Fri, 1 Apr 2011

Employers lack knowledge of pensions reform

The Pensions Regular has called for employers to identify when forthcoming pensions duties will affect them, following research that showed a third of small and medium sized enterprises (SMEs) are unaware they must soon provide a qualifying pension scheme to all employees.

According to a survey of 1,500 SMEs by software provider Sage, nearly half do not currently offer a pension scheme and more than half believe the Pensions Act 2008, which introduced the legislation, will not impact their business.

The reforms coming in from October 2012 require employers to automatically enrol and contribute towards a pension scheme for every employee earning above the minimum wage threshold aged between 22 and the state pension age of 65.

However, the regulator said that SMEs still have time to prepare, as the ‘staging’ process of the reforms means small businesses may not need to automatically enroll employees until 2015.

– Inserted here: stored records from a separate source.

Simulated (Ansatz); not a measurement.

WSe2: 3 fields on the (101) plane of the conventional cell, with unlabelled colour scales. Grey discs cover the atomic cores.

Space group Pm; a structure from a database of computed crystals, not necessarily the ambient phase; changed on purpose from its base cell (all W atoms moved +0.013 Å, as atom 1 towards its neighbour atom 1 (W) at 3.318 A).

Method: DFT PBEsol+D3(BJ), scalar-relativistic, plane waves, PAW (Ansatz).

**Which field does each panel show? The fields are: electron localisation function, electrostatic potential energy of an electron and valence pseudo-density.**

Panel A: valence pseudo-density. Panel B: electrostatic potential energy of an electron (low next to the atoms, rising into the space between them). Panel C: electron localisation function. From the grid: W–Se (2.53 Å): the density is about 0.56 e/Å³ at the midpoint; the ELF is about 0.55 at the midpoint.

‘The staging process means that employers will be subject to the new duties over a period of years, starting with the very largest in 2012 and ending with small and micro employers in 2015/16,’ a Pensions Regulator spokesman told Payroll World.

‘We would not expect an employer whose staging date is several years in the future to be taking significant action already. What is important now is that employers of all sizes recognise that the duties will apply to them and that they know when.’

The regulator plans to write to employers of all sizes between 12 and three months before their staging date in order to help them prepare for the changes. In the coming weeks, detailed guidance for large employers and professionals will be issued in preperation for the first staging date.

This year, the Department for Work and Pensions also launched a non-departmental public body, the National Employment Savings Trust (NEST), to help organisations meet the duties.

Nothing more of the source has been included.